Tour of the Americas – Part 2

We are currently on our ‘tour of the Americas’, covering Canada, the USA and Brazil. In this second episode of our tour report Glen talks about our sight seeing spree around New York City, sleeping in a former porn studio and overnight drives to make it to the next show.

Hurricane Sandy is everywhere in the news these days, and it’s really weird to realize that we were in that exact area only last weekend to play 2 shows in The Big Apple. In the meantime, a lot of friends at Fest who are from the New York area (or those who have connecting flights there) have stranded in Florida due to cancelled flights. At the same time, things couldn’t be more comfortable here in Gainesville: nice and sunny, and definitely way warmer than back home!

Welcome to the Fest

Last week rushed by like it was only one day, pretty much like the first week did. Since our last update we have gone on a sight seeing spree in New York City and we spent 2 nights in a row in The Marine Electric’s apartment in Brooklyn (they’re touring Europe very soon!). Only just before leaving their apartment, we noticed a framed picture in the kitchen which after further examination turned out to be a still from a porn scene that was shot in that same kitchen. Apparently the previous tenant ran a porn studio in there. Another one I can cross off my list of interesting places! The guys luckily did ensure us that they spent a proper few days cleaning out the apartment before they moved in..


Sight seeing on Times Square NYC

Our first overnight drive on this tour is a fact! From Wilmington NC to Gainesville FL, we made the 9-hour drive overnight to be in Gainesville in time for Fest. I never thought that a 300-kilometer driving shift and then another 3 hours of navigating until 8 am would cause a jetlag sort of feeling. Then again, arriving in sunny, warm Florida immediately made up for that.

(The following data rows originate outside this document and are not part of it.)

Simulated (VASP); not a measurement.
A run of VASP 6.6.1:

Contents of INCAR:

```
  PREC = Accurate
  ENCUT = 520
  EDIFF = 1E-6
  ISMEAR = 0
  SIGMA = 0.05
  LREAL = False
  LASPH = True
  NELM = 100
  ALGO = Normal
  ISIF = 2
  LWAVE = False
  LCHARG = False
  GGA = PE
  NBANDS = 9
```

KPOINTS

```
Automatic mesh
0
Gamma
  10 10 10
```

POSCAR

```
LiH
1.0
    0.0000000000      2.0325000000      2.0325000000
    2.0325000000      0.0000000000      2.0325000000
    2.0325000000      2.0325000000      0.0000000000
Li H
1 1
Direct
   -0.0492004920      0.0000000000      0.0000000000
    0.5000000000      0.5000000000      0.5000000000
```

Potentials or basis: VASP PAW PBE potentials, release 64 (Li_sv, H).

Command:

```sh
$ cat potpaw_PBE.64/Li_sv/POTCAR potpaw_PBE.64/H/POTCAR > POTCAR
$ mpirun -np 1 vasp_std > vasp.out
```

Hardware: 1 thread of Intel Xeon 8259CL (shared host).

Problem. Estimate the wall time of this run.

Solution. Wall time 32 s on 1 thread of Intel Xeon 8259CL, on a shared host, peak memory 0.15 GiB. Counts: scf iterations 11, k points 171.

Overnight drive Wilmington NC – Gainesville FL

While finally arriving in Gainesville is great, it also marks the end of the North American leg of this tour. During the 3 days of The Fest, Gainesville is almost literally flooded with visitors and bands from all over the world, which results in a very unique and comfortable atmosphere. We already met up with some Australian fest-goers up in Massachusetts, met them again at some of the shows down the coast, and now we meet them again at Fest. Everybody seems to be travelling down to Gainesville! Among my personal highlights at Fest are bands like PJ Bond, Restorations, Astpai, RVIVR, Iron Chic and Red City Radio. Our own show at Fest was very cool too. The venue was not sold out, but a lot of people took the time to miss another 10 bands that played the same slot, and they seemed to be very much into our music. Quality over quantity!

Static Radio’s final show at Fest

The other shows we played last week were also pretty well attended. Pretty well attended, especially if you consider that there are so many bands playing the same cities and a lot of people choose to watch those bands at Fest instead of in their own city. After the show in Richmond VA, we were stuck without a place to sleep for the first time on this tour. So far, we’ve been quite lucky to have a place to stay every night, because that is not always the case in the USA. Luckily, promoter Brad (drummer of Worn In Red) introduced us to Tyler, who lives in a very comfortable apartment just around the corner. He gave us a place to stay, treated us to some beers and even cooked up a healthy breakfast the next morning. As if that was not hospitable enough, he also gave me a book from his collection of American novelists to read on the road (Brett Easton Ellis’ “less than zero”). Thanks Tyler, you’re a lifesaver!

Gallery 5 – Richmond VA

As I am writing this, Fest has just finished and we are getting ready to fly out to Brazil tomorrow. To put an end to all the clichés of the rock n’ roll life, this is what we are up to today instead of snorting coke and making out with groupies (whatever that may be): crunching tour statistics, dropping off laundry, editing tour videos, adding subtitles, repacking our bags for the flights, getting rid of stuff we don’t need anymore, sending out postcards, catching up on sleep, cleaning out our rental car and hopefully eating our last slice of pizza for a while to come. And of course, we’re looking forward to what will happen in Brazil.

I said this in a tour blog last year, and I will say it again. There are only 2 kinds of shows: good shows and bad shows. Luckily I feel like I played good show on every night of this tour. The other day, someone came up to me and asked what it is that makes touring so much fun. I couldn’t really come up with an answer right away (probably too tired), but Riekus summarized it very well: the coolest part of touring is meeting so many new and old friends.

There you go, I’m signing off! Time to catch some sleep and get ready for another full day of travelling.